The reference was made in the context of proceedings relating to the opening of insolvency proceedings, in Poland, further to an application made by Bank Handlowy w Warszawie SA and PPHU ‘ADAX’/Ryszard Adamiak, in respect of Christianapol sp. z o.o., a company governed by Polish law in respect of which rescue proceedings (procédure de sauvegarde) had previously been opened in France.

The main proceedings opened in France had a protective purpose. Article 3(3) of the Insolvency Regulation provides that any secondary proceedings opened subsequently must be winding-up proceedings. This raised two problems.
 
Do protective proceedings preclude winding-up secondary proceedings?
 
The first was whether it would be logical to allow the opening of secondary liquidation proceedings when insolvency officials are trying to rescue the business in the country of the main proceedings. Should it follow that, in such a case, the opening of main proceedings precludes the opening of secondary proceedings?
 
The ECJ rules that neither Article 27, nor Article 3(3) makes any distinction according to the purpose of the main proceedings, and that therefore secondary proceedings may always be opened. They are to be liquidation proceedings, but the Regulation affords various tools allowing the insolvency official appointed in the main proceedings to influence the evolution of the secondary proceedings.
 
The European lawmaker is currently considering reforming the Insolvency Regulation and allowing secondary proceedings, whenever opened, to be protective in character.
 
What if the main proceedings are pre-insolvency proceedings? 
 
The second issue was that the French proceedings were not technically speaking insolvency proceedings. They were pre-insolvency proceedings. La procédure de sauvegarde is available if the business meets financial difficulties, but the debtor needs not be insolvent. 
 
A preliminary issue was whether such proceedings fell within the scope of the Regulation. France has put them on the Annex. The Court underlines it, but insists that the merits of the inclusion in the Annex were not the subject matter of any question referred to the Court. As a consequence, it is to be considered that Sauvegarde was an insolvency proceedings in the meaning of the Regulation.  
 
The problem, however, was that the French court had not, by definition, ruled on whether the business was insolvent. Could the Polish court rule on the issue, then? The ECJ decides that it may not. 
 
Holding:

1.      Article 4(2)(j) of Council Regulation (EC) No 1346/2000 of 29 May 2000 on insolvency proceedings, as amended by Council Regulation (EC) No 788/2008 of 24 July 2008, must be interpreted as meaning that it is for the national law of the Member State in which insolvency proceedings have been opened to determine at which moment the closure of those proceedings occurs.

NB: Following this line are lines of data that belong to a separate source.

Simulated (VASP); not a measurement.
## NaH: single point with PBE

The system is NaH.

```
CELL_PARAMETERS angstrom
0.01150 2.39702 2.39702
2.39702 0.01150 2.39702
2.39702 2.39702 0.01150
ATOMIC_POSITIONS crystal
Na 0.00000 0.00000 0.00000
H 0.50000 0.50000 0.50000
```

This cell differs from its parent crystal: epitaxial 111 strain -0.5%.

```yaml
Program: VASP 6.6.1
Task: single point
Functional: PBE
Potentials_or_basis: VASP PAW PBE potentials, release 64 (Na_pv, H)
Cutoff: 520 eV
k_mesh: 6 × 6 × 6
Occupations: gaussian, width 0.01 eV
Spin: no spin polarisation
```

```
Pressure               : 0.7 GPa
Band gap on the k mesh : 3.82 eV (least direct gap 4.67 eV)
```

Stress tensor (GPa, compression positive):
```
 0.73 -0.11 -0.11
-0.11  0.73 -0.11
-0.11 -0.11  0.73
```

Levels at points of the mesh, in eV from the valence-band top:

2.      Article 27 of Regulation No 1346/2000, as amended by Regulation No 788/2008, must be interpreted as meaning that it permits the opening of secondary insolvency proceedings in the Member State in which the debtor has an establishment, where the main proceedings have a protective purpose. It is for the court having jurisdiction to open secondary proceedings to have regard to the objectives of the main proceedings and to take account of the scheme of the Regulation, in keeping with the principle of sincere cooperation.

3.      Article 27 of Regulation No 1346/2000, as amended by Regulation No 788/2008, must be interpreted as meaning that the court before which an application to have secondary insolvency proceedings opened has been made cannot examine the insolvency of a debtor against which main proceedings have been opened in another Member State, even where the latter proceedings have a protective purpose.